Rudi’s View: 2023 Will Be Different

Always an independent thinker, Rudi has not shied away from making big out-of-consensus predictions that proved accurate later on. When Rio Tinto shares surged above $120 he wrote investors should sell. In mid-2008 he warned investors not to hold on to equities in oil producers. In August 2008 he predicted the largest sell-off in commodities stocks was about to follow. In 2009 he suggested Australian banks were an excellent buy. Between 2011 and 2015 Rudi consistently maintained investors were better off avoiding exposure to commodities and to commodities stocks. Post GFC, he dedicated his research to finding All-Weather Performers. See also "All-Weather Performers" on this website, as well as the Special Reports section.

Rudi's View | Feb 01 2023

In this week's Weekly Insights:

-2023 Will Be Different
-FNArena Market Indicators
-FNArena Talks
-Change In 2023

By Rudi Filapek-Vandyck, Editor FNArena

2023 Will Be Different

Never underestimate financial market's ability (propensity?) to surprise when a majority view forms among investors and the experts that guide them.

Last year was all about the return of price inflation, the decisive response from central bankers and the consequences from both for economies, financial assets and corporate profits.

Judging from the first four weeks of January, the general slogan for 2023 is: And now for something completely different. Those worries I just mentioned, they are so backward-looking.

Instead the new points of general focus are all positives:

-Central bank tightening is nearing its end
-Official interest rates are projected to start falling later in the year
-Inflation and bond yields have peaked, and bonds are back as a valuable risk diversifier in portfolios
-China is re-opening, paving the way for a positive contribution to global growth
-Europe's energy crisis is on course to avoid worst case scenarios
-Economic recessions might be avoided altogether (we'll have slowdowns instead)
-Labour markets, economic data and consumer spending have all been fairly resilient to date
-The same can be said about corporate profits
-(Don't mention the war)

In hindsight, these are all valid catalysts for a risk-on rally, though observation number one is this year's unusually strong start into the new calendar year has taken most forecasters and market watchers by surprise.

I'd even go one step further: there's quite a dose of disbelief around the globe right now, and a number of (let's call them) less-exuberant experts are essentially flat-out rejecting what looks like too many expectations and forecasts that a new bull market is upon us.

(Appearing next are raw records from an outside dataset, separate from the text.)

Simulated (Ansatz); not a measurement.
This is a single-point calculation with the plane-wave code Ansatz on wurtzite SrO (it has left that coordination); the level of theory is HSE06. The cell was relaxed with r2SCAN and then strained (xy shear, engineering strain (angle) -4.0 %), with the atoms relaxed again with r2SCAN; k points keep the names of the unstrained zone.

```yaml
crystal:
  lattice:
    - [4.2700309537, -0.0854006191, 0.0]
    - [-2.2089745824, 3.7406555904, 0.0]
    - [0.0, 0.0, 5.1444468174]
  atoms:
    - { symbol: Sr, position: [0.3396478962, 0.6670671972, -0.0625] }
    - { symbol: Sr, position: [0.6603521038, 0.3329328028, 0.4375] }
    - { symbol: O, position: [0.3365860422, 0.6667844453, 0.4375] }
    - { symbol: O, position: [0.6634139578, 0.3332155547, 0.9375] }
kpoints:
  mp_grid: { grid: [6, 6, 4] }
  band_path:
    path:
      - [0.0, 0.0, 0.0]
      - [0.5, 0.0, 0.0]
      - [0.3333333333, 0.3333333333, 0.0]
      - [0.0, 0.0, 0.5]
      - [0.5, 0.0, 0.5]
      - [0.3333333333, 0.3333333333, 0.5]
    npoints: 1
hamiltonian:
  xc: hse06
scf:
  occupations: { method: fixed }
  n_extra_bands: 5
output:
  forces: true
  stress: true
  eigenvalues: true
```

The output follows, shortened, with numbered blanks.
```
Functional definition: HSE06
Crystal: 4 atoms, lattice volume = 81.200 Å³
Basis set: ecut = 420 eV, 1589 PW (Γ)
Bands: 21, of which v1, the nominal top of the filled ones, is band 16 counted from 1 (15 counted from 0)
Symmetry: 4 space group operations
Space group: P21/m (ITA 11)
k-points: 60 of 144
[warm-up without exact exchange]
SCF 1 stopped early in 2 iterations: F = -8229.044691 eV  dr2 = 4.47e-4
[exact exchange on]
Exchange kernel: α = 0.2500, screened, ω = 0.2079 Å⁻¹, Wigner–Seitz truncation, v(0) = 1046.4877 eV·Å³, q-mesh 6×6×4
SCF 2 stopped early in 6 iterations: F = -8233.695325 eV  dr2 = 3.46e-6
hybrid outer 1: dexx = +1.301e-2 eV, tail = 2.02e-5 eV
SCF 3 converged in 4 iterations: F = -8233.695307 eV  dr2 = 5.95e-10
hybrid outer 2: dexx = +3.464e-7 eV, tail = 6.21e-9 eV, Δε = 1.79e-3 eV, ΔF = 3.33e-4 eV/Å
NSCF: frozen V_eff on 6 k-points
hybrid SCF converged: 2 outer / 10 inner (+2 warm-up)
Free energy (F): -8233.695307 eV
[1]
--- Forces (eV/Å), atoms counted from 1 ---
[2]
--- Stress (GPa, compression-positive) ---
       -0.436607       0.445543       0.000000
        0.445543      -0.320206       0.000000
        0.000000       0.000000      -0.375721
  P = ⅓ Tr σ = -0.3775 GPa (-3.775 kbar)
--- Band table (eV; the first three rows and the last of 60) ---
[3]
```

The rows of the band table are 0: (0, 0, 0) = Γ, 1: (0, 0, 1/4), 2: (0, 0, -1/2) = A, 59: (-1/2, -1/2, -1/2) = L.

One example to underpin my observations this year thus far: late last year UBS strategists Richard Schellbach and Akash Biradar put forward their year-end 2023 target for the local ASX200 index as 7500 on the basis of a pause in RBA tightening and relatively subdued profit growth generally for Australian companies.

Having witnessed the strong upward trend in early 2023, both went back to basics and wondered whether the general context has changed so much so that target needed to be increased?

Their response: Njet! While all of the above are positives, this has now well and truly been priced-in by fast-moving share prices. The current index level, argues UBS, leaves little room for re-rate. The economy is still expected to decelerate through the year ahead, making today's profit forecasts seem bloated, hence a new downgrade cycle won't be too far off.

UBS is sticking with its 7500 target by December. Spoiler: that's where the index is today (give or take).